New era of Globalization signals change for multinationals
Rebooting globalization means integration through trade and investment flows and applying digitization
Multinationals are facing a new era of globalization, characterized by the polarized forces of cooperation and competition. This era is one of fragmented, multi-speed globalization.
To address this, global law firm Baker McKenzie has released a discussion document, Globalization 3.0 How to survive and thrive in a new era, of trade, tax and political uncertainty.
Global chair of Baker McKenzie Paul Rawlinson said, "As opportunities open for politicians to exploit economic resentment and instate more protective polices are becoming ever-common, a new phase of globalization has begun, one characterized by the push to innovate, digitize and interconnect like never before, counteracted by the fierce compulsion to retract, retreat and return to simpler times.
I believe that globalization is a force for good. I don’t think a retreat into protectionism is the answer, although I agree we need to make a concerted effort to find a more sustainable model for growing the global economy."
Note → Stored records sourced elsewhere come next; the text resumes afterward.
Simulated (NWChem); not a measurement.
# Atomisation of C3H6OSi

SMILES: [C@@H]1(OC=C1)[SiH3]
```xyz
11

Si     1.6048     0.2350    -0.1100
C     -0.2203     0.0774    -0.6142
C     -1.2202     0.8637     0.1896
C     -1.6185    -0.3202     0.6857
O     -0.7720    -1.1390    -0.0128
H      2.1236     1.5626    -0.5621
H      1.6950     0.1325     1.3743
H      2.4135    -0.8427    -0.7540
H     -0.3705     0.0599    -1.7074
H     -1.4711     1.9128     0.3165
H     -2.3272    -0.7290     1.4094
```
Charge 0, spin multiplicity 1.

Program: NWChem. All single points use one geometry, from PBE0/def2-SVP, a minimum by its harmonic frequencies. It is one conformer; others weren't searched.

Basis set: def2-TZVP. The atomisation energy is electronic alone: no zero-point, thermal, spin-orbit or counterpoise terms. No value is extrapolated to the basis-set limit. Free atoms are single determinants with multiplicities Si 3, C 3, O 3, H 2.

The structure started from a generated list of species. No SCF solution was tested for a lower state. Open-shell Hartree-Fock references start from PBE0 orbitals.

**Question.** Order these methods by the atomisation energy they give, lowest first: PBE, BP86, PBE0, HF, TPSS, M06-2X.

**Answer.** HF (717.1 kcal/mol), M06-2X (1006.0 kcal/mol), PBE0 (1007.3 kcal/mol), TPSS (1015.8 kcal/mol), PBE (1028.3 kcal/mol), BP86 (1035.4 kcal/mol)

Baker McKenzie's recent Global Transactions Forecast with Oxford Economics predicts an uplift in M&A and IPO activity in 2018 as dealmakers and investors gain greater confidence in the positive fundamentals of the global economy.
Two alternative scenarios also modelled, however, demonstrate the potential impact of changes to trade and investment policies.
In the upside forecast, sustained growth in the Chinese economy and stronger near-term growth in the US spur global optimism, accelerated global trade and a higher volume of deal-making in key trading sectors, such as manufactured goods and internationally-traded service sectors. This would turn a good 2018 into a great one for dealmaking with 9% growth
The second scenario is based on a return to US protectionism and anticipates a far more negative outcome. In this model, the US imposes tariffs of 45% and 35% on Chinese and Mexican merchandise goods, respectively, and also raises tariffs on imports from South Korea and Taiwan, prompting these countries to retaliate with similar tariffs on US exports. In addition, deportation of illegal immigrants and curbs on legal immigrants result in a decline in the size of the US labor force at a time when the economy is close to capacity. Under these conditions, M&A activity could fall by up to $1 trillion in 2018 and around $500 billion in 2019.
Trade & Investment
The trade and investment policy landscape is becoming more complex as nations respond to the effects of globalization, cybersecurity threats, state development strategies and geopolitical risks. The status of many trade agreements is shifting rapidly, and governments are using non-tariff measures like technology transfer obligations, standards requirements, and foreign investment review rules to try to benefit their own industries and workers.
"While it’s difficult to predict concrete steps – and to separate political rhetoric from policy changes – multinational companies need to recognize that the landscape has changed,” says Mattias Hedwall, Global Chair of Baker McKenzie’s International Commercial & Trade Practice Group. “Trade liberalization is likely to become more difficult, and cross-border investment is likely to attract more attention from policymakers, advocacy groups, and the media.”
New business models, the rise of the digital economy, BEPS implementation, and national tax reform are just a few of the forces dramatically reshaping the global tax system.
"Even though countries like the US have enacted tax reform, they will need to implement it in ways to encourage investment while at the same time addressing perceived base erosion. This will likely mean that countries will continue to tweak their tax legislation, creating more tax uncertainty," said Josh Odinz,
Cross-border cooperation among tax authorities is also making it more difficult for companies to manage tax and reputational risk. To adapt, companies need to revisit their structure and operations, as well as the tax function itself.
Data Privacy & Security
The report highlights that nearly every company in the world is struggling to manage the broad range of legal and operational risks associated with data. Heightened regulatory scrutiny and more protectionist measures are making this even more challenging.
To get ready for what lies ahead, companies need to ensure they have an internal governance structure that fosters a culture of data privacy from the top down.
“The greater focus on accountability means that there will be more pressure to have board room
attention and strong privacy governance. Many companies also will have a specific legal obligation
to appoint a data protection officer,” explains Brian Hengesbaugh, a Baker McKenzie partner based in Chicago.
Labor & Human Rights
Lastly, the report reflects on the rapid development of business and human rights standards that companies must uphold under the UN Guiding Principles, which shows no signs of slowing.
“All of this is emblematic of a growing global trend,” says Kevin Coon, a Baker McKenzie partner based in Toronto. “National and local legislators are increasingly making CSR-type reporting and disclosure mandatory and holding companies accountable.”
To minimize legal and reputational risk in the area of human rights, the Baker McKenzie report suggests that corporations must first conduct a risk analysis of their current activities and operations, review or implement human rights policies and supplier codes of conduct based on the assessment, and take swift action to investigate and remedy problem areas.